Kendrick Say Drake
Where it came from
From Kendrick Lamar's Super Bowl LIX halftime show on February 9, 2025, when he performed "Not Like Us," his diss track aimed at Drake. The screengrab is the grin he flashes at the camera right on the "say, Drake" line.
Kendrick stares dead into the camera and breaks into a wide, knowing grin right as he's about to say Drake's name on national TV. It's not a happy smile. It's the smile of a man who knows he's getting away with something and is savoring every second of it. You use the screengrab whenever you've won a petty argument, landed a clean dig, or are about to say the one thing the other person really doesn't want said. The caption is usually just whatever you're being smug about.
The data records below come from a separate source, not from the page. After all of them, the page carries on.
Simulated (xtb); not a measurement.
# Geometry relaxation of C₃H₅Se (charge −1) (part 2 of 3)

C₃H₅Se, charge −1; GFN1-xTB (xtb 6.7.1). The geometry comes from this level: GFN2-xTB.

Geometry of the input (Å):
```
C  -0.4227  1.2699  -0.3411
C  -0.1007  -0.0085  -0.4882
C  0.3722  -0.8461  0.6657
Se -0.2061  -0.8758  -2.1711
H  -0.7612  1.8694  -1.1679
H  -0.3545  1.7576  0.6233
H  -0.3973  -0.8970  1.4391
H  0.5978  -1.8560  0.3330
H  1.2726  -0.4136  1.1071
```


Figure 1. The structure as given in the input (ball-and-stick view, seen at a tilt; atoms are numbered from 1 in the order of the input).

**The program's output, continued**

The context makes it. He performed a song calling another man a "certified pedophile" during the most-watched Super Bowl ever, looked right down the lens, and beamed about it. That specific frame got clipped within minutes and became the reaction shot for any "I am being so normal about this victory" moment. It traveled well past rap fans because the expression reads instantly even if you have no idea who Drake is.
It was everywhere through the spring of 2025 and has cooled off since — the kind of reference that's still legible but feels stamped to a specific moment. People still drop it, but mostly when the beef itself is back in the news. Give it another year and it's a "remember when" rather than a default reaction.